Kingman Amphitheater Fundraiser
By Jennifer Heller, Communications Coordinator

Please join us on April 26th for a Kingman Amphitheater Celebration to commemorate the completion of the first stage of the amphitheater restoration project. The event, held from 1pm to 5pm, will include a smorgasbord of gourmet eats provided by the Kingman residents and live music. Following a discussion of how the amphitheater will be transformed into a community space, the students welcome all in attendance for an open microphone music and story afternoon. Proceeds from the event will fund the next stages of the project.
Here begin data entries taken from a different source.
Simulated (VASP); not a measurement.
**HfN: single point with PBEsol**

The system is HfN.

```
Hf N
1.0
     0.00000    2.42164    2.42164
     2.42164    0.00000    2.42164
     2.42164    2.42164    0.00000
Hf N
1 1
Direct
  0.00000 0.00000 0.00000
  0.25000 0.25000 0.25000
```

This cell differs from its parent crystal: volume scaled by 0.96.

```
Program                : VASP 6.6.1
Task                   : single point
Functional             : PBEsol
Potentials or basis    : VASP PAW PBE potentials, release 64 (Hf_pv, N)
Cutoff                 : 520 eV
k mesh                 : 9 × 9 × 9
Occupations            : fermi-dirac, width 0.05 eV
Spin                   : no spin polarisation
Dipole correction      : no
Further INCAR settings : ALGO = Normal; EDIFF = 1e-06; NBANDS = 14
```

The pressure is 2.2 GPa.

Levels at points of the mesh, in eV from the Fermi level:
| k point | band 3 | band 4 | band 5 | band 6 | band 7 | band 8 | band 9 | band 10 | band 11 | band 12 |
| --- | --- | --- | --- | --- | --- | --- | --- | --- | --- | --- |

This project first took root two years ago, when residents of Kingman worked alongside their longtime neighbors, Jim Sharp and Daniela Thompson, to obtain $15,000 from the newly created Chancellor’s Community Partnership Fund. Their vision was to use those funds to transform Kingman’s amphitheater into a community gathering space filled with natural light and native plants, improving the quality of life for everyone in the neighborhood. Kingman residents had the best turnout yet at their bi-annual Neighbor Brunch in March 2007, where students and neighbors discussed how the new amphitheater would serve as a venue for Northside Neighborhood Association meetings, performances by student groups, do-it-yourself workshops, and community yoga classes.
The amphitheater, though quaint, was badly in need of a makeover. Using the grant, the co-op hired a landscape architect to replace the decaying wood tiered seating with attractive stone wall tiers. The architect also trimmed substantial amounts of overgrown branches to open the space to natural light. Students have hosted monthly cleanup/vegetation management parties for the past year to remove the invasive ivy and blackberry bushes surrounding the amphitheater and, using the remaining grant funds, replanted the hillside with native ferns and redwood sorrel.
Though the amphitheater has been significantly transformed since the project began, there is still much to accomplish. The second phase of the project includes installing a safety fence to border the active amphitheater space and the drop off to the creek below, reconstructing the retaining wall to the culvert that is currently falling into the creek, and building steps for the north entrance (which have long ago fallen away, leaving the entrance unusable).

This project has been phenomenal in building collaborative relationships between students and their neighbors. The restored amphitheater will sustain community within the Northside neighborhood with regular events, such as the upcoming Kingman Amphitheater Celebration on April 26, 2008, which promises to be a spectacular afternoon.